How to make better, smarter, longer-lasting career resolutions.
Only about 20% of New Year resolutions make it past January. Come March, that number plummets to near zero.
So how do you make key changes in your life, without succumbing to self-sabotage or – worse yet – without simply losing interest? For starters, consider committing to your resolutions a few days or weeks before January 1st; that way you avoid the gimmick and can actually focus on the work.
Beyond that, check out these little-known strategies to boost your resolution success:
Take the long-view: plan three years in advance.
Try to imagine what you want your life to look like in 2021. Will you be at the same company? Will your role have drastically changed? How many children will you have, if any? How will that impact your work and available time?
Orienting your resolutions around a larger image – a picture of your life in the future – will help you better understand the actions you need to take to meet your goals. What do you need to do today to make that life a reality?
Focus on behaviors > results.
Instead of vowing to make Partner by next year, identify the actions and behaviors of other partners, and track the steps they took to build their careers. Better yet, find yourself a mentor who can walk you through those steps and guide your choices. They’ve done it before; they know what’s required.
Holding yourself to specific behaviors – instead of goals – is more manageable, rewarding, and will ultimately lead to better success. It’s hard to become partner; but it’s easier to hit a certain performance goal, or book monthly meetings with a manager to assess your progress.

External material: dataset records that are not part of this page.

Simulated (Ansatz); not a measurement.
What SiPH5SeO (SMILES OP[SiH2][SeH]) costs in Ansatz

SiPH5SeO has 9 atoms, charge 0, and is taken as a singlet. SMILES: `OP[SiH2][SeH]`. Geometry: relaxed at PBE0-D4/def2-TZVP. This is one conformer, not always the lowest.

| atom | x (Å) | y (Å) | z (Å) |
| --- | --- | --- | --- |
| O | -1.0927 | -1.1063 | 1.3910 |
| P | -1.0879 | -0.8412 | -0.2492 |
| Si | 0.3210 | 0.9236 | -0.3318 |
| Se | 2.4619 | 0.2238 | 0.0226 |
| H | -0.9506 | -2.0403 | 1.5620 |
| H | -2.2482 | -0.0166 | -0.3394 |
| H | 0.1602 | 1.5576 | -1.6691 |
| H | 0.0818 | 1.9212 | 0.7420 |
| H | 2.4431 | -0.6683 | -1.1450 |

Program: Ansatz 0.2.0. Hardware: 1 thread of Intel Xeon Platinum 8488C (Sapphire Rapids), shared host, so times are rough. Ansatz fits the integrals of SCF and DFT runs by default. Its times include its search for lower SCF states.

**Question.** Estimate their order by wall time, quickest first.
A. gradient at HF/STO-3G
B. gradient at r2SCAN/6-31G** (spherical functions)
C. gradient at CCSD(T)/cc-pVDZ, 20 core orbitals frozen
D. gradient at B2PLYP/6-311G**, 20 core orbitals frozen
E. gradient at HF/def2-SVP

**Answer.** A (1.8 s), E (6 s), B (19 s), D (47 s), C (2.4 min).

Schedule the work in your calendar.
If it’s not in your schedule, you probably won’t do it. Don’t reserve your calendar for meetings and appointments; carefully schedule your ‘in-between’ time to better integrate new habits. Want to spend X amount each week on month-end reports? Add it to your schedule. Need to hit certain numbers to be considered for a promotion? Allocate time each day, week, or month for working on that specific task.
It may seem tiresome, but block scheduling is actually much easier on your brain. Next time you look at your calendar, you won’t have a sinking feeling of ‘what do I do now.’ It’ll all be laid out for you – no thinking necessary.
Be optimistic & realistic.
Positive affirmations may be overblown, but adopting an optimistic mindset can truly help you accomplish your goals. Studies show that optimistic people are luckier, make more money, and take more risks that actually pan out.
On the flipside, it’s important to realize your limitations and make goals that can be accomplished. No amount of optimism will get you from entry-level newbie to director-level in a single year. But the power of positivity can help you achieve objectives you didn’t think possible; so long as they are within the realm of possibility. So focus on the bright side!